He pulls Peggy closer to where he wants to go, using her performance review to get her finally to say that she wants to create "something of lasting value." "In advertising?" he laughs. She just gets aggravated with him, though, retorting, "This is supposed to be about my job, not the meaning of life." When he responds, "So you think those things are unrelated?" we can glimpse what he wants, but she storms out of his office, thinking he's being critical of her aspirations, but I see him as trying to figure out his own.
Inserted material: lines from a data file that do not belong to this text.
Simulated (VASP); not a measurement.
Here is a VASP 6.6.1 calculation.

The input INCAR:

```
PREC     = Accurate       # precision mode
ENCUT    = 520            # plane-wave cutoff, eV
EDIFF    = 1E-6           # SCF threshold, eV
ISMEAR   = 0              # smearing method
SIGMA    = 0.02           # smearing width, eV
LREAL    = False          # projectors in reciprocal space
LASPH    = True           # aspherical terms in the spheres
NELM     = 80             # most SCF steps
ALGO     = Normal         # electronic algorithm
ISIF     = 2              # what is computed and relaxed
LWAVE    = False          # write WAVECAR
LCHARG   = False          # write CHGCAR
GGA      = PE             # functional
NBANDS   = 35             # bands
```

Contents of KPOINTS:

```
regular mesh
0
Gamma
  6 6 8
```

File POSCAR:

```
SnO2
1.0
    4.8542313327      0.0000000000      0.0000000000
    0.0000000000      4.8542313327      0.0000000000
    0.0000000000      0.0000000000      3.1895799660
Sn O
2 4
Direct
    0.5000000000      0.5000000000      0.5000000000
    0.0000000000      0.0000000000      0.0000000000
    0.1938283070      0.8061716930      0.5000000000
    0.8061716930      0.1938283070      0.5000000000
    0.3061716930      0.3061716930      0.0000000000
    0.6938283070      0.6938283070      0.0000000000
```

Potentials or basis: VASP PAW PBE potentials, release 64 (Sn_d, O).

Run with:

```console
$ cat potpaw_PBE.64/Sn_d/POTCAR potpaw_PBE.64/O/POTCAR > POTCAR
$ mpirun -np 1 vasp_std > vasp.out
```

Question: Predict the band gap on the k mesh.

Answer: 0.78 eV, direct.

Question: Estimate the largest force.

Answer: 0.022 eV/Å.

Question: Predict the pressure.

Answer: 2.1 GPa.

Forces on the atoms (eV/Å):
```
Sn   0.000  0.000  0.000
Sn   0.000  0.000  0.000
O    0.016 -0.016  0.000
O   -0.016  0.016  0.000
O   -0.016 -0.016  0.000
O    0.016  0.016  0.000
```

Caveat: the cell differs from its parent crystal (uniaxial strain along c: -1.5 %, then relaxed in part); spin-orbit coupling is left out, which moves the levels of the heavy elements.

When he's musing on the speech into his tape recorder, he says, "Four score and seven years ago. We know where we've been and where we are. Let's assume that it's good. But it's gonna get better. It's supposed to get better." How can Don Draper--who's so seriously mucked up his life and relationships--create something of lasting value that will make his life get better? For all of his faults, he does have a sense of how it should go. Though he should never have told Mathis the story about his comment to Lee Garner, Jr.--and Mathis shouldn't have been dumb enough to re-use it--Don does tell the younger man the truth when he says that he needs to fix his own mistakes and deal with his own problems. Is that what Don is finally--or again--trying to do? Mathis tells Don that he has no character; "you're just handsome." That's often true, but Don strikes me as giving it a sober effort in this episode.

He also has not been a good father in so many ways, but is right when he tells Sally that she is like him and Betty. For better and worse, we all are created out of the forge of our families, our childhood highs and traumas, our cultures, our time periods. Don knows that he is like his parents in many ways, that killing off Dick Whitman and adopting a new identity did not shed him of the dead young prostitute mother, the cruel father, the fundamentalist stepmother, the whore-house setting, or the grinding poverty. But, his advice to his angry daughter--who dreams "to get on a bus, get away from you and Mom, and hopefully be a different person than you two"--offers a kind of hope, both to her and to him: "You may not want to listen to this, but you ARE like your mother and me. You're gonna find that out. You're a very beautiful girl. It's up to you to be more than that." And, it's up to Don to be more than just the handsome, but characterless, man Mathis accuses him of being. When he stands outside his sold apartment door, is he on the threshold of something new? Or will he again step back into the old? Or find some balance between the two?

--And--more briefly: is Joan also poised on the cusp of something new with the new Roger? It all moved very quickly, but there's not a lot of time left in the show. Will she have really found love before it's all over?

--And Glen Bishop. Yikes! I wasn't expecting him to be the means of bringing the later part of the war home, and don't know why we needed to have this minor character make an appearance in the show's wrapping-up stage, but, since Weiner apparently feels his reappearance is necessary, I'll try to make some sense of it beyond just saying "Eeew, creepy! Leave Betty alone!"

While I get a kid having a crush on an attractive adult neighbor (I had one of those when I was young too), Glen's means of expressing it has always creeped me out. Betty handled it better this time than when he cut some of her hair off as a souvenir when he was little, but did he really expect her to give herself to him as his going-off-to-war present? Not believable. So, I'm going to assume something beyond a literal interpretation is suggested by the whole scene. Does Betty have some sort of mystical meaning to Glen? Is she the beautiful Helen over whom war becomes worth being fought? Or a courtly love figure? The beautiful married woman sung of from afar by the medieval bard? But, what happens when the warrior actually talks to his idol on the pedestal? When she doesn't accept that role, the facade of the noble warrior starts to fall away: "But you understand why I'm doing it," he wants to believe, but instead Betty--one of the few characters left who does support the war--says, "Do you want me to say that I like it?" "I know you do," he presses on, "because I'm brave and I want to protect this country and everyone in it." Yet he and Betty both know that's a slogan. When she looks skeptical, he confesses that he's really going because he flunked out of college. His myth of the beautiful woman to fight for "was going to be the good thing that came out of it." He leaves on another lie--or at least a promise that cannot be kept--when Betty tells him, "You're going to make it. I'm positive." It's a kindness to send him off with, but her actions later with Bobby's toy gun show that she is now disturbed by and questioning the enterprise. It's an odd way to get at the way Vietnam was still a force in American life in late 1970, but it's either that or just "Eeew, Glen, stop."

Either way, the episode ends with questions about what's next for a number of the characters. And only a few more episodes to suggest where they might be headed.